January 26, 2011

Alone

Dear Carter,

Well, here's my first post in my "alphabet blogging challenge". It's a little harder than you would think to come up with only one word for each letter. After thinking about it throughout the night, I decided that my first post would be titled "Alone".

Ok, so now here's a little secret that I'd like to share...actually, Carter, this is no surprise to you at all, so it's more for the people reading this post.

*sigh*

Ever since you left, I have been terrified of being home alone.

There, it's out there.

Most mommies would relish a little time to themselves during the week, and before you left I would have too! I get a few hours twice a week while Jovie is in preschool, and next year it will be a few hours every day.

I don't look forward to this time AT ALL. In fact, on some days I DREAD it!

Our house is like a forbidden area for me to enter when I am all by myself. When I have been alone in the past, I find that my mind ALWAYS goes back to how much I miss you. It leads to me feeling overwhelmed with my grief. I can't even be alone in the car for too long, or the same thing happens. I have to find something to do....errands to run until it's time to pick up your brother and sister.

Ok, so here's the real truth. I KNOW that I'm never really alone. I try so hard to concentrate on the fact that you are somehow with me....that God is with me too, BUT I ALWAYS long for that physical touch from you (WOW, does that sound sappy, or what?!). I guess that's one fault as a human...we rely on physical feeling so much. Sometimes it's hard for us to remember that there is something there without it being a tangible object.

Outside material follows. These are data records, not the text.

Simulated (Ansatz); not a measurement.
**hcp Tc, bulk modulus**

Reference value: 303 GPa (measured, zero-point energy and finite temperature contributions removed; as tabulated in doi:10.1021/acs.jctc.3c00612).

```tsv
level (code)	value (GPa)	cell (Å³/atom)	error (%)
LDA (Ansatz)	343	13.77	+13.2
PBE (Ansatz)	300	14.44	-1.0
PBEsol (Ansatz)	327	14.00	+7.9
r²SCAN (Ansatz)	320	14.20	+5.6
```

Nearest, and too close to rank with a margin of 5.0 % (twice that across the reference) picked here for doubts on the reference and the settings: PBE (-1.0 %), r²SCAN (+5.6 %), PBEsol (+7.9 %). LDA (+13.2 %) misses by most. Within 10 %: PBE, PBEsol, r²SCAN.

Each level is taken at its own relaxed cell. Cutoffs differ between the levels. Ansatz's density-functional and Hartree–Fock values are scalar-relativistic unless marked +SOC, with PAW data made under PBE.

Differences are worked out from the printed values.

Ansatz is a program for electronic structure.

Anyway, this is my reality for right now. I can NEVER let on to Mikey and Jovie that I rely on their presence so much. They don't need to worry about how their mommy is doing while they're at school. I know that with time it will get a little bit better.....it has to, otherwise I'll never get anything done while Jovie is in school full time. It's just something that I have to continue to work through...

and I will.

4 comments:

Kelli said...

HUG....

Think of you often...

Phyllis said...

Crying reading this post. I can only imagine how unwelcome the silence must be for you. Thanks for sharing. Thinking of you often and praying for you.

Chrissy said...

type erase type erase type erase. I can't find the right words to adequately sum up how much I care about you. xoxo Heather. Hang in there my dear ...Peppi

Colleen said...

Lots of tears as I read your post......thanks for sharing from the heart.